God is the author of Scripture but the Spirit also carried along and worked through sinful human beings infallibly to reveal his inerrant Word and he did so in history. The Renaissance helped us to appreciate that reality again to the benefit of the church.
Since the literal sense is that which the author intends, and since the author of Holy Writ is God, Who by one act comprehends all things by His intellect, it is not unfitting, as Augustine says (Confess. xii), if, even according to the literal sense, one word in Holy Writ should have several senses.
—Thomas Aquinas (c. 1224–74), Summa Theologica, trans. Fathers of the English Dominican Province (London: Burns Oates & Washbourne, n.d.), 1a 1.10 (resp. dic.).
One of the highlights of the spring term is the opportunity to read portions of Thomas’Summa Theologica with students in the medieval seminar. This year, among the places we were considering was Thomas’ discussion of the interpretation of Scripture where he argued that Scripture has a fourfold sense (quadriga): literal, doctrinal (allegorical), tropological (moral), and the anagogical (eschatological). Contrary to the what one might expect, Thomas placed the emphasis on the literal. sense but he wanted to enlarge the literal sense.

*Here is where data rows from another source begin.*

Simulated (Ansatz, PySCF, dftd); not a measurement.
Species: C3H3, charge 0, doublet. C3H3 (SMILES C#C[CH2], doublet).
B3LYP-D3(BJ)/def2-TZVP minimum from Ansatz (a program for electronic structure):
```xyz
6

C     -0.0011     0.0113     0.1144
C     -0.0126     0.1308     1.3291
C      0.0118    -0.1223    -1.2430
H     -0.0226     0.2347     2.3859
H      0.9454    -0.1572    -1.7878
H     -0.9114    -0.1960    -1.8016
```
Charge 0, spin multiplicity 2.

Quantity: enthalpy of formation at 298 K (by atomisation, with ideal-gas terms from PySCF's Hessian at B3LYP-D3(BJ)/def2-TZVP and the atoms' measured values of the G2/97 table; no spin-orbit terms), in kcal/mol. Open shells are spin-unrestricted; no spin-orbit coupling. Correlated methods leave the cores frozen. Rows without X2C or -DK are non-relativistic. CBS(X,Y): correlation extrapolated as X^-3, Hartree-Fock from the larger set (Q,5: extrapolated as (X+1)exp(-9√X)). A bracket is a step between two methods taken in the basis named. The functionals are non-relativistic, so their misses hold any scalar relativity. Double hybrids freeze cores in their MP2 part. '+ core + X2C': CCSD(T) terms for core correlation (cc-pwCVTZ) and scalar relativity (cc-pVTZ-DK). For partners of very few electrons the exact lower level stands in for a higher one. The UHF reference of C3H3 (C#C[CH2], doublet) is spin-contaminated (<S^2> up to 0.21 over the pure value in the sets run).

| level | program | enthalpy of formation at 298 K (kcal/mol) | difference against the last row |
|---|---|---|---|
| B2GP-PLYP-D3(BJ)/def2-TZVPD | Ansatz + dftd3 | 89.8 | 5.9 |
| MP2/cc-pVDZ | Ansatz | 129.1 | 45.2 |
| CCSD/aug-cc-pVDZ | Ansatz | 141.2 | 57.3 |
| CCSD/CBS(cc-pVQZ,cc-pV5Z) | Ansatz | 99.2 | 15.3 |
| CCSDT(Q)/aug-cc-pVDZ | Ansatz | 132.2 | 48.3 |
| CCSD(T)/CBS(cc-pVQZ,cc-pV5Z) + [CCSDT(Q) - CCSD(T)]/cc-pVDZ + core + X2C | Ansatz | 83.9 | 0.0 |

In article 10 he defined the literal sense just as most traditional evangelical and Reformed interpreters would: the sense intended by the author. This is an important correction to the late-modern subjectivist move to elevate the reader and his subjective experience of the text over authorial intent. Thomas represents a broad classical and Christian consensus about how to regard authors and texts. Augustine had argued that reading a text according to the author’s intent was an act of charity, a way to love one’s neighbor as one’s self. For more on this see Warren C. Embree, “Ethics and Interpretation,” PhD Diss. (Lincoln, NE: University of Nebraska, 1991). That this should be so is reasonably easy to demonstrate. Those who write books about deconstructing other people’s books intend the readers of their books to understand them according to the their intention. They only want us to deconstruct the books ofothers. Such an argument is little more than literary graffiti.
The second half of Thomas’ response is a little more difficult to accept without revision. There is no question whether God is the author of Holy Scripture. 2 Peter 1:19–21 and 2 Timothy 3:16 teach that the authors of Scripture wrote God’s Word as they were “carried along” and that the Scriptures themselves are “breathed out” by God himself through the agency of the human author. To say, however, as Thomas did that the author of Scripture is God and then to stop there, is to say too little.
This way of thinking of Scripture was truly ancient. When we look back at the way the Patristic and medieval interpreters understood Scripture we see that they often made the same assumption as Thomas. They were so focused on divine authorship that they thought about and talked about Scripture without accounting for the original, historical, cultural, and linguistic setting in which the various parts of Scripture were written. Scripture became utterly transcendent. There were exceptions. John Chrysostom (c. 349–407 AD) was keenly interested in the original setting, recipients, and the human authors of Scripture. As early church, however, began to emphasize the spiritual (figurative) senses this also contributed to the sense that Scripture is a revelation of timeless truths. Those (e.g., the early Jerome) who were influenced by Origen (d. 254 AD) tended to be more interested in the doctrinal and moral senses of Scripture. Gregory the Great (c. 540–604 AD) wrote a commentary on Job emphasizing the moral sense.